The US audio and video equipment manufacturing is a $2.8 billion industry. The key players are Bose Corporation (44.1%), Harman International (21.8%) and Voxx International (6.9%). The product and services in this segmentation are speakers (44.1%), automotive audio equipment (21.5%), TVs and accessories (14.4%), other consumer audio and video equipment (20%).
Now how can others compete in this space? President and CEO of Epsilon Electronics Inc., Jack Rochel, have been in this space since the early ’80s and knows how tough it is to keep being competitive. The life cycle stage is at the decline stage and barriers to entry are high as well as the competition level.
Since tech products have a short lifecycle to begin with, there is an ever-changing tech landscape and the successive shifts in the consumption of the audio and video content are partially responsible for the regression of the industry in question within the last five years. What’s worse is the continued offshoring movement and the increasing substitution of industry products which have lead to its decline. As the economy as a whole recovered, the industry appeared to be on a path to recovery within the last few years. But this rebound was just temporary because of high import penetration and increased offshoring, the industry saw a decline of revenue in 2014 and fell further in 2015. In order to be able to stay competitive, moving production to countries with lower labor costs has become a norm in the industry over the last five years. Large multinational companies have moved their whole manufacturing operations abroad resulting in massive employment cuts. Manufacturers who have stayed in North America aim to produce high-quality sound systems.
The pressures the industry is faced with will persist over the next five years as companies continue to offshore their operations and import penetration rises. Jack Rochel knows that his industry is declining in the US due to falling revenue and declines in its number of enterprises, establishments and employees. On the other hand, globally, the industry is in the growth phase due to the introduction of new products. Jack Rochel’s largest investment is in his research and development since technical innovation is a major characteristic of this industry. Technological advancements and changing product lines have helped this industry avoid product and market saturation. However, the Audio and Video Equipment Manufacturing industry in the United States is in decline.

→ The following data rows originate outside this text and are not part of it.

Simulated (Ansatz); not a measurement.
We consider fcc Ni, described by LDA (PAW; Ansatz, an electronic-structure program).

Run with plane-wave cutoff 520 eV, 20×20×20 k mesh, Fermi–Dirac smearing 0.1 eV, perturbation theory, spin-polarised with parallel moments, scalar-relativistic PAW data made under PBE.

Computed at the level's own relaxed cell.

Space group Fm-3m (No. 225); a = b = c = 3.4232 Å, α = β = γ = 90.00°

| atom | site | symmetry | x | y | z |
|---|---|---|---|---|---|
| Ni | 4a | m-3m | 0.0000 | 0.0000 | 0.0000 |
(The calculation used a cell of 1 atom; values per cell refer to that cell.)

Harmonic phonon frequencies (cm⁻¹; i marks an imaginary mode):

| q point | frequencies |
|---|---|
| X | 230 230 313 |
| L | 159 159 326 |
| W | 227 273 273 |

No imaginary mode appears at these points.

The biggest determinants of demand are new technologies and price and income. The development and release of new audio and video products, which may replace existing products, often create demand. Consumers respond to falling prices for audio and video equipment by buying more of these products, and this is particularly true for high-end products like high definition televisions. The purchases of a particular audio or video product can accelerate once under a particular price-point.